Prime Minister Netanyahu is the first top Israeli official to give testimony about the incident.
He told the panel Israel had tried to convince Turkey to stop the flotilla before it even started its journey, but diplomatic efforts failed.
He said "the government of Turkey did not see potential friction between Turkish activists and Israel as something that goes against its interests."
Netanyahu said Israeli soldiers displayed "exceptional bravery in carrying out their mission and in defending themselves from genuine and lethal danger." And that he is certain the inquiry will show Israel acted in accordance with international law.
An international law expert agrees with him.
Robbie Sabel, Int'l Law Expert of Hebrew University of Jerusalem, said, "At a time of armed conflict one can impose a blockade, there are certain limitations and rules on how to impose a blockade, but the actual imposition of a blockade and searching of armed ships is something that is legal in international law."
Meanwhile, a Hamas spokesman says that Hamas doesn't believe in the Israeli inquiry committee.

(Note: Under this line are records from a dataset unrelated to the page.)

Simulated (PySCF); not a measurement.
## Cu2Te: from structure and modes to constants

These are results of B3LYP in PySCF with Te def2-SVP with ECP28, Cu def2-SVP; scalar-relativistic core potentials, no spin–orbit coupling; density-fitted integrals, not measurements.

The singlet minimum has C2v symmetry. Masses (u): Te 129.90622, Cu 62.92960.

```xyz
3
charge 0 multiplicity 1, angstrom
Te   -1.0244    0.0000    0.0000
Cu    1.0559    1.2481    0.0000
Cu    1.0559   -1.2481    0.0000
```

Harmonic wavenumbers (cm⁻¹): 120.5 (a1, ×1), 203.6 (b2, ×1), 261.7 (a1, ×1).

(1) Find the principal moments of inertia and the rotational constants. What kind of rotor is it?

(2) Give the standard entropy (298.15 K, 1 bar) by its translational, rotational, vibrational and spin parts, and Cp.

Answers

Hamas spokesman Fawzi Barhoum said, "We do not believe in the Israeli committees formed by the Zionist occupation governments because the occupation is a party to this carnage and they committed this carnage against the Turkish peace activists."
The five-member commission has been joined by two foreign observers. It has no legal powers to punish decision makers.
The United Nations is also sending a group to investigate the incident. The team comprises former New Zealand Prime Minister Geoffrey Palmer, former Colombian President Manuel Uribe, and members from Israel and Turkey.